May 28, 2009
Checking the Numbers
The Cain Mutiny
The Giants are currently mired in the middle of a mediocre division, hovering around the .500 mark despite consistently putting together lineups with an aggregate slash line eerily similar to that of Jeff Francoeur. Entering the season, nobody had any misconceptions about their strengths and weaknesses; the pitching staff was considered effective enough to keep the team competitive, but they were expected to fall prey to the poor run support. After all, a team can only win so many games while averaging fewer than four runs per contest. As expected, Tim Lincecum has continued to dominate, but the Giants have also been the grateful recipients of a stellar start from the younger, more experienced Matt Cain. Whether or not the 24-year-old righty can sustain his early-season heroics has certainly become a hot topic, but Cain has unquestionably done his part over the past two months.
Type his name into Google and a surplus of articles are bound to surface, proclaiming that Cain should be sold high in fantasy leagues because his performance is not "real." These articles tend to hone in on a disconnect between Cain's ERA and FIP, almost going so far as to suggest that his current statistical resumé is due to nothing more than luck. Perhaps Cain has benefited from some favorable bounces or from a few metrics that are bound to regress over the remainder of the season, but to sound these alarms without any evidence other than a FIP somewhat higher than his earned-run mark is absurd. In fact, all of these ERA-FIP articles are just begging for a reminder of why we use FIP in the first place.

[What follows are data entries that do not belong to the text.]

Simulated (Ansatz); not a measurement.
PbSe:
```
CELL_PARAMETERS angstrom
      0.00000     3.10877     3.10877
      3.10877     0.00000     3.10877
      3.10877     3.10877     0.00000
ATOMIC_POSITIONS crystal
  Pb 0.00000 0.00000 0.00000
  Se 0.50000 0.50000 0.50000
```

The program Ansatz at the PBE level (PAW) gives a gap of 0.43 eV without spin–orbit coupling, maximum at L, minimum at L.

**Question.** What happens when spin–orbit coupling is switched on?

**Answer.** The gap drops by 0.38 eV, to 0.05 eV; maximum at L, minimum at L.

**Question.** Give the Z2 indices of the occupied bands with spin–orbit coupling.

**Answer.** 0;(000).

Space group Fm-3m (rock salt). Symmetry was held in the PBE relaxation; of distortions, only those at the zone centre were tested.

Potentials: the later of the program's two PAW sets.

Fielding Independent Pitching quantifies precisely what its name suggests-the contributions of a pitcher relative to the events under his control, or those events immune to the effects of defense or luck. Walks, strikeouts, and home runs are recognized as controllable skills based on year-to-year correlations of moderate-or-greater strength. Because these three metrics provide a more telling window into a pitcher's skill set, FIP serves as a better predictor of future ERA than ERA itself. An FIP higher than an ERA does not erase performance up to that point or indicate that the numbers lack validity. Instead, it merely suggests that the success, or lack thereof up to that point are not entirely related to the act of pitching.
The relationship between FIP and ERA is often directly tied to the strand rate, or the percentage of baserunners that fail to add to their runs-scored total. The league-average pitcher will strand about 72 percent of his runners. If a pitcher boasts a solid FIP with a putrid strand rate, he figures to have a worse earned run average. Inversely, a higher FIP married to a fantastic strand rate can transform an average pitcher into a Halladay clone. The latter situation has occurred with Cain this season, as his FIP currently rests at a good (but not great) 4.35 that is almost two runs higher than his ERA thanks to an otherworldly 89 percent strand rate.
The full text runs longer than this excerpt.